I’ve been thinking quite a bit.
I’m currently (re-re-re-re-)writing the benchmark app.
That’s fine. I’ve gone back to a using a library for as much stuff as possible, because I find it easier to think and lay out code properly. When writing libraries these days, I look to avoid memory allocation – I have the user pass in allocations. Problem is when you come to something where the size of the allocation cannot reasonably be known – it’s the result of some complex work inside the library, so the user can’t know beforehand how much store to allocate.
One simple, inefficient solution is to ask the user to pass in worst-case allocations. For smaller allocations, where the worst-case can easily be calculated, this can be okay, and I’m pretty sure I can use this approach for the benchmark app, in its current form – although this is because the benchmark app makes no large per-NUMA node allocations; all the per-NUMA stuff can be allocated on the stack, in each benchmark thread, and so naturally (normally – OS decides but this is how Windows and Linux work) goes on the NUMA node for that thread.

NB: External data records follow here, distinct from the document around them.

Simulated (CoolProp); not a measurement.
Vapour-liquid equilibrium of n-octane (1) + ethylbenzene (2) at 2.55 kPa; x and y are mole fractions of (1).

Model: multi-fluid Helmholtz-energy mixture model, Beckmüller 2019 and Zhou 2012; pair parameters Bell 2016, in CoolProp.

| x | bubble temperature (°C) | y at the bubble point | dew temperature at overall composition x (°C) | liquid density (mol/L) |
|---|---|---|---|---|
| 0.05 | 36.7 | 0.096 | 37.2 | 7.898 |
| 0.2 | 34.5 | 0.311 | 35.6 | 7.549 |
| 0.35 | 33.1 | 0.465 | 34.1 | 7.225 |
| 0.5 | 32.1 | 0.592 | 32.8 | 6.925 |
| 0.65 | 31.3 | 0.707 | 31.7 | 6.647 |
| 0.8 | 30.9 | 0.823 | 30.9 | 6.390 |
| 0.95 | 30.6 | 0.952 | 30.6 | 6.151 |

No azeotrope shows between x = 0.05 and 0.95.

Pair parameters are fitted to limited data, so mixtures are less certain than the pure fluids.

If the benchmark did make large per-NUMA node allocations, the user would have to make them and hand them over…
…which is exactly how things are with the test app. This *does* make large per-NUMA node allocations.
In fact, what ends up emerging from all this is that the benchmark and test both become libaries, and the apps are just stdlib main()-type binaries which call the very high level benchmark/test call (singular), handing over the necessary memory, and getting results back.
This way embedded users who cannot malloc simply reserve heap space and pass it in.
(Abstraction layer for I/O, where the output is going into a line buffer, which is passed to a user provided callback – both the normal output and the gnuplots going to this interface, which on the Windows/Linux stuff means to stdout – the user pipes to disk).
This almost suggests test and benchmark become integral in the liblfds library – but this isn’t so, for two reasons; firstly, it makes the library bigger, where test and benchmark only need to run for particular reasons rather than being generally available and secondly, test requires a thread-starter/waiter abstraction and benchmark requires a thread-starter/waiter and topology abstraction.
The test app generally right now needs to be rewritten from scratch to be something really decent.
The benchmark app is now in its design really decent, but I’m at the point where I need to choose between a malloc or non-malloc approach.